Working with legacy code
I’d like to continue my thoughts on working with legacy code triggered by Arjan’s video. I have already highlighted some things on that in my Telegram. Can’t stop thinking about it, so decided to write it down.
At the end of his video Arjan shows the following five steps:
- Analyse (project, its code, etc.)
- Goal setting (what do you want to achieve)
- Create safety net (code legacy code with tests)
- Refactor step-by-step
- Measure success
I think these are great step to start with. Yet I’d swap the first two steps, because it doesn’t make any sense to work on something without a clear goal. In the video the goal was “make it easier to add new updaters”.
Goal
The goal in the video is vague, because what is easy for one might not be easy for another. Even more: adding a new updater would probably be easier to do compared to the whole refactoring + adding a new updater.
And it is always like that with refactoring, because business doesn’t need it. It is a waste of time and money. Justifying refactoring is an art: I know that it will be easier to work with refactored code, but I don’t know how to measure it. Because usually it affects future: it will be easier to add new features, it will be easier to debug issues, it will be easier to modify code according to new requirements or environment, etc.
Yet it is hard to convert gut feeling into number, especially for the future: the whole project might be canceled, so why bother at all?
Analyse
Example was clear, but what do I do with legacy project with thousands lines of code? I see no way I can comprehend such a project and reach any reasonable level of understanding it.

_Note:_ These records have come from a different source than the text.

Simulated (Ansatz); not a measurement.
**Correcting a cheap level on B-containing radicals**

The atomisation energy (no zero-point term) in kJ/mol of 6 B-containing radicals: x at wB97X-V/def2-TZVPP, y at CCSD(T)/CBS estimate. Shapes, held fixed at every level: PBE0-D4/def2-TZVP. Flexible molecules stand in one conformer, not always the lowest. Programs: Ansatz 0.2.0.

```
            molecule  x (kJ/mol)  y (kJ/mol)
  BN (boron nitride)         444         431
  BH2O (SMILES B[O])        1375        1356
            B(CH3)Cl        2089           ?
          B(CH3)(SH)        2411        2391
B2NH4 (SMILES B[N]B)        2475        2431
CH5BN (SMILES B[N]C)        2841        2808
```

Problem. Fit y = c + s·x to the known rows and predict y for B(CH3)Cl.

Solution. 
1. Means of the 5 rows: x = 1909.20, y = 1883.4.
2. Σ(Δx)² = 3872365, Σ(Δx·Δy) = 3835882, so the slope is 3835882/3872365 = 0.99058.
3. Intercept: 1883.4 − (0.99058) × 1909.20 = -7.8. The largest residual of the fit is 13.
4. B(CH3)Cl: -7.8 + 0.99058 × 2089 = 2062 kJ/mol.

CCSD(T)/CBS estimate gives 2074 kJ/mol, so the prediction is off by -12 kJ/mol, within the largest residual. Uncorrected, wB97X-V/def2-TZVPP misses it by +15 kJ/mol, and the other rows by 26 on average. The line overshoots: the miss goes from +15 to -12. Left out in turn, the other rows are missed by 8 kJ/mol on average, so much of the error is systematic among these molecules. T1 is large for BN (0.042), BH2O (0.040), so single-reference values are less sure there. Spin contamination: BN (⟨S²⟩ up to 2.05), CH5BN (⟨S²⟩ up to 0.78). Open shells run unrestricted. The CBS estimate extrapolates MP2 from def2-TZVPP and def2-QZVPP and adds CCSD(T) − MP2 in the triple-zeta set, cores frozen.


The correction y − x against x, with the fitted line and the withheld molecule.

There only option I see here is to use source control to highlight parts of code that is being changed often compared to parts that are not. Another approach would be to monitor how project is deployed and used from its telemetry.
Safety net
This is my favourite, I love tests! Even in the video I wasn’t sure if the amount of tests that Arjan wrote is enough. I’d use coverage tool for such example. But again, it was relatively easy in a small example, now let’s get back to the real life. I saw main()
functions for a thousand lines, the amount of if-else
conditions was quite high. Some of them were repetitive. And those conditions depend on input files that were generated by a third-party tool based on dynamic network environment. Can’t think of anything to create a good coverage for such code.
There is a good question: “How many tests is enough?”. And there is also the answer I like: “When you feel safe making changes, it is enough”. Adding more tests would likely just make the system more complex, having less tests would not feel safe. The only issue here is the definition of “feel”. Hard to make an objective metric out of it.
Having some data from the previous step would help to see which parts of the code should be covered with tests first. Wouldn’t really help with my 1K lines function as there were no structure at all in that code.
Other steps
Refactoring itself is more technical, and it was nicely covered by Martin Fowler in his book. For years it lies on my table, one day I’ll read it.
As for success measure, that would depend on the goals. Ideally, goal should contain at least one hint on how to measure it.